A key challenge for quantum science and technology is to realize large-scale, precisely controllable, practical systems for non-classical secured communications, metrology and, ultimately, meaningful quantum simulation and computation. Optical frequency combs represent a powerful approach towards this goal, as they provide a very high number of temporal and frequency modes that can result in large-scale quantum systems. The generation and control of quantum optical frequency combs will enable a unique, practical and scalable framework for quantum signal and information processing. Here, we review recent progress on the realization of energy–time entangled optical frequency combs and discuss how photonic integration and the use of fibre-optic telecommunications components can enable quantum state control with new functionalities, yielding unprecedented capability.
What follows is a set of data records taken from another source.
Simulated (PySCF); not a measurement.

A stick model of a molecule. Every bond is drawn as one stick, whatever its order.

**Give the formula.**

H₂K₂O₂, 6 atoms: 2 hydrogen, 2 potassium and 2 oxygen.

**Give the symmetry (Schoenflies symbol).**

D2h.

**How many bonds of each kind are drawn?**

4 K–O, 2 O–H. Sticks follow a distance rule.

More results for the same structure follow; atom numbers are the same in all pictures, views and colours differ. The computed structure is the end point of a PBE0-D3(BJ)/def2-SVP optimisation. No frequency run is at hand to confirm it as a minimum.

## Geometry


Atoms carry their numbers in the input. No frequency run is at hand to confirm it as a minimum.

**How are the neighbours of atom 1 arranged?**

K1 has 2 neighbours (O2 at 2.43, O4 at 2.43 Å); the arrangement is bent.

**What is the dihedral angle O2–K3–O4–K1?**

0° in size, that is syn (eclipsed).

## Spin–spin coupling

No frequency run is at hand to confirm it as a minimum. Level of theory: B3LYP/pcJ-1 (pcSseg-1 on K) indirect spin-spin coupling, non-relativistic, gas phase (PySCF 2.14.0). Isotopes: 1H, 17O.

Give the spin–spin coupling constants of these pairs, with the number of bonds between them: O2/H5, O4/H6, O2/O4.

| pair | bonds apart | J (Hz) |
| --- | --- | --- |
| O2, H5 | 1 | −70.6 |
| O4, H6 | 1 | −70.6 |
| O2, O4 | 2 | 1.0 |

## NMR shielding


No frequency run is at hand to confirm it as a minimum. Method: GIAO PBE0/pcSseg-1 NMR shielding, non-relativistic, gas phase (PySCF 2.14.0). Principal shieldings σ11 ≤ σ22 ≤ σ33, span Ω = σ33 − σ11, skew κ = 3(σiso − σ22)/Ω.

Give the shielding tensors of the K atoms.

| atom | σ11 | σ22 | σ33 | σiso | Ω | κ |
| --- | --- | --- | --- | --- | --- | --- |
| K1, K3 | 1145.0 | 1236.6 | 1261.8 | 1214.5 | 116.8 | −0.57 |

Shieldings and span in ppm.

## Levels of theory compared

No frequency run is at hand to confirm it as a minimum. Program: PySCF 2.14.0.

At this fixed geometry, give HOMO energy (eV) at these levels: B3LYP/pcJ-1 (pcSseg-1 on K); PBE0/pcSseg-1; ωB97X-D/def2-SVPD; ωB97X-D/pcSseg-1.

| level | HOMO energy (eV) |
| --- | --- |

The generation of large-scale quantum systems that can be precisely controlled is critical1,2,3 to enable practical and high-performing devices based on quantum technology that move beyond proof-of-concept demonstrations. These systems can be used for enhancing link speeds in non-classical communications4, enabling practical quantum-enhanced metrology5, and for increasing the quantum information content in computations and simulations6. Starting from the typical two-dimensional ‘qubit’ (the quantum analogue of a classical bit) a higher degree of complexity can be achieved through the use of multipartite states (that is, formed by multiple subsystems, such as atoms, electrons or photons and their degrees of freedom) or by increasing the number of quantum dimensions of each party. The Hilbert space size (analogue to the available quantum resource) scales as dN (with d and N being the number of dimensions and parties, respectively). The polynomial scaling with dimensionality results in a favourable increase in state complexity for smaller dimensions, but becomes less efficient for larger ones, compared with increasing the number of parties. Further, in addition to boosting the quantum information content, complex states may provide a reduced sensitivity to noise — an ever-present challenge for quantum systems — and can enable novel algorithms. For example, two-level ‘cluster states’ carry unique multipartite entanglement properties that allow the implementation of universal quantum computation via the ‘one-way’ scheme7,8, where processing is performed through measurements. Increasing dimensions via high-dimensional subsystems — so-called qudit states — can additionally yield higher noise robustness9 and allow new algorithms for high-dimensional quantum computation10.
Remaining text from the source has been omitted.